PROS: Swing and miss stuff. Excellent arm speed and a big fastball. Good frame. Change for three average pitches. There aren't that many guys in the system who you can squint at sort of see an impact starter at some point, but Coonrod's probably one of them.

CONS: There's some max effort and some short-arming to his motion that makes some believe he's headed for the bullpen ultimately. His control was quite poor in college, though the walk rates were a perfectly satisfactory 2.7 BB9 this year.

CONFIDENCE IN PLACEMENT: Making up for my lack of confidence with great enthusiasm! In the midseason Giants top 10, BA had Coonrod at #5 on a list that didn't include 2015 draftees (of course that list also had Christian Arroyo at #6).

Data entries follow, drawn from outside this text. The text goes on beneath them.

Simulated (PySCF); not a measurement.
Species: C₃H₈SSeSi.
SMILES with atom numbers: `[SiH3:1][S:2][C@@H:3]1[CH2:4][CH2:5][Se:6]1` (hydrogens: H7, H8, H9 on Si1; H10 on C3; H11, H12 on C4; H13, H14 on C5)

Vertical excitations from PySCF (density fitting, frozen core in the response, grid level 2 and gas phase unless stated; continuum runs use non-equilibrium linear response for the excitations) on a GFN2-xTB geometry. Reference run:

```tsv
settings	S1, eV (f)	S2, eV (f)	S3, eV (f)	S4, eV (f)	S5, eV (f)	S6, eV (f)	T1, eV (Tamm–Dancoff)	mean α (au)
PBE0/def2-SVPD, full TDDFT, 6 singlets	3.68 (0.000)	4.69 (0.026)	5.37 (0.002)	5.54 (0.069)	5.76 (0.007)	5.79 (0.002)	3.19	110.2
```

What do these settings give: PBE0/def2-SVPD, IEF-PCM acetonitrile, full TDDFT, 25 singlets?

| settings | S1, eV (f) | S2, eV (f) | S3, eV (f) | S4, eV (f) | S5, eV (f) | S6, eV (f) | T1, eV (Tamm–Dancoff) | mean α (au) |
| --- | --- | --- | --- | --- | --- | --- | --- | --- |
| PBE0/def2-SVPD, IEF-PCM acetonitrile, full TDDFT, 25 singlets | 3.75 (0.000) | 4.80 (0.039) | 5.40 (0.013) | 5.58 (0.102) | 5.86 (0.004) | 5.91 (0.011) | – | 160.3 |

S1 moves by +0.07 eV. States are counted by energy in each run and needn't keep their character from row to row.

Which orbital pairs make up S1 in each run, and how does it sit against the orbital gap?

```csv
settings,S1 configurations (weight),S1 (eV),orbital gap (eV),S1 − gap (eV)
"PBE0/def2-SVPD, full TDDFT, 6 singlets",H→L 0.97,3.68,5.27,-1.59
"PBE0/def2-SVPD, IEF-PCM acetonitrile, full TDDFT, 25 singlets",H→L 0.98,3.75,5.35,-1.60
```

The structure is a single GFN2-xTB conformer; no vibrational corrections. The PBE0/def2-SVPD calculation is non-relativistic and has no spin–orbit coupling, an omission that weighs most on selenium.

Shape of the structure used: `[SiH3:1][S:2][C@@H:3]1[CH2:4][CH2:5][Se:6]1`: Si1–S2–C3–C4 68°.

7. Clayton Blackburn, RHP, DOB: 1/6/93, 16th rd pick, 2011 draft

Last year's ranking: 5

In many ways, Blackburn is the anti-thesis of Adalbert Mejia.  The 16th round pick out of High School (the only low round, or low signing player on the list), has consistently put up stellar numbers up every rung of the ladder while failing to get a "wow" on any of his scouting reports. Blackburn combines an excellent curveball, good command, and a plus plus feel for pitching.  His stuff backed up a bit in 2014, and scouts who saw him in the AFL were down on him. But Clayton showed up in 2015 with a very evident commitment to fitness and after starting the year on the DL with shoulder stiffness he went on to lead the PCL in ERA, allowing just 6 HRs on the year, which is well nigh impossible in the high altitude PCL.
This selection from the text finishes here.